His father died last year, but not before telling Dave the tale of his recruitment into the Lovat Scouts and his involvement in the war.
"They spotted him like a football scout would spot a footballer," said Dave.
"He had to go and do all sorts of specialist training, from mountain climbing to skiing."
Dave's father also revealed to him a secret mission which took their unit into the Italian Alps in 1944 – with the aim of kidnapping Italian leader Mussolini.
"He never told me about it until last year – it's just incredible," said Owen.
"They were dropped into the Italian Alps by parachute; he told me he had 12ft wooden skis and a Bren gun strapped to his back.
"They killed a load of Germans on their way to this mountain hideout – it was like 'Where Eagles Dare' – but by the time they got there, German stormtroopers had already gone in and got him out."
Now 57, the slice of Owen's family history doesn't relate directly to his life as a sportsman, but it is a revealing clue to his background – and his incredible life.
Having started his working life in the coal pits, Owen has turned his love of training into a full-time job as karate instructor and boxing trainer.
He has mentored world, European and British champions – and won medals at three world championships himself.
It was Owen's father who first got him into contact sport, taking him to a boxing and wrestling club in Brampton Ellis, south Yorkshire, while Dave was still a schoolboy.
"It was a snooker hall which had a boxing gym upstairs," said Owen.
"I was just a schoolboy, and used to get into a lot of fights obviously."
It was several years later that he had his first taste of karate at a club at Wath-on-Dearne.
"There was a working men's club, which you trained in when you started," he said.
"When you were good enough to you went up the road to the grammar school to train."

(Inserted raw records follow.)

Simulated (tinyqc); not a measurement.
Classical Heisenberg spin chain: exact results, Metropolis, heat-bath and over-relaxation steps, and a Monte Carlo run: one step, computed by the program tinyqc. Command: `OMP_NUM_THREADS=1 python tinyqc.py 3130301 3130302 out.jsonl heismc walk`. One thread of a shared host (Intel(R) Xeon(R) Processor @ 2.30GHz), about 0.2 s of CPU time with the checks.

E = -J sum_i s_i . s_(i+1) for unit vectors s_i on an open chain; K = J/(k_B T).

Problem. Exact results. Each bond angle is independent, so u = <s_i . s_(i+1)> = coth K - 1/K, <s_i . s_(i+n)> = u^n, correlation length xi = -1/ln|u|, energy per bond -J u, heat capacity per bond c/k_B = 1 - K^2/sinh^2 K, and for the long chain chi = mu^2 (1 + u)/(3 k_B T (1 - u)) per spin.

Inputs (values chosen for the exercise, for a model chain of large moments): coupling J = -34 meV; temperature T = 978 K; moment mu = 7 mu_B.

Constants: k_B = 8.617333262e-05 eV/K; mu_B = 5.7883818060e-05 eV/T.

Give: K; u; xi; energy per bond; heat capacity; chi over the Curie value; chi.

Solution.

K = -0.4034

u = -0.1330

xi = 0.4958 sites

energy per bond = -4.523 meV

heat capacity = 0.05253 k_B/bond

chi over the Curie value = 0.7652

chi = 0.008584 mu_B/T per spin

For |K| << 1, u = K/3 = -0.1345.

It was to be his first step into a sport in which he would excel.
Owen has since competed in the United States at three world championships and, as an instructor, mentored numerous other championship winners.
Six decades of karate has also seen Owen train Royal Marines in 'close-quarters battle' – despite being a civilian – and get professional boxers to fighting fitness.
Owen said that karate has gone through a dramatic rise of its own.
He added: "It was before Bruce Lee – I remember when Enter the Dragon came out in 1973 there were queues out of the hall to train with our karate club.
"We had to pay 10p for our training sessions back then."
Owen now takes charge of up to 17 training sessions a week – divided between karate, boxing and circuits – and adds his own daily workouts on top.
Hard graft is at the essence of Owen, who spent nine years working as a coal miner after leaving school.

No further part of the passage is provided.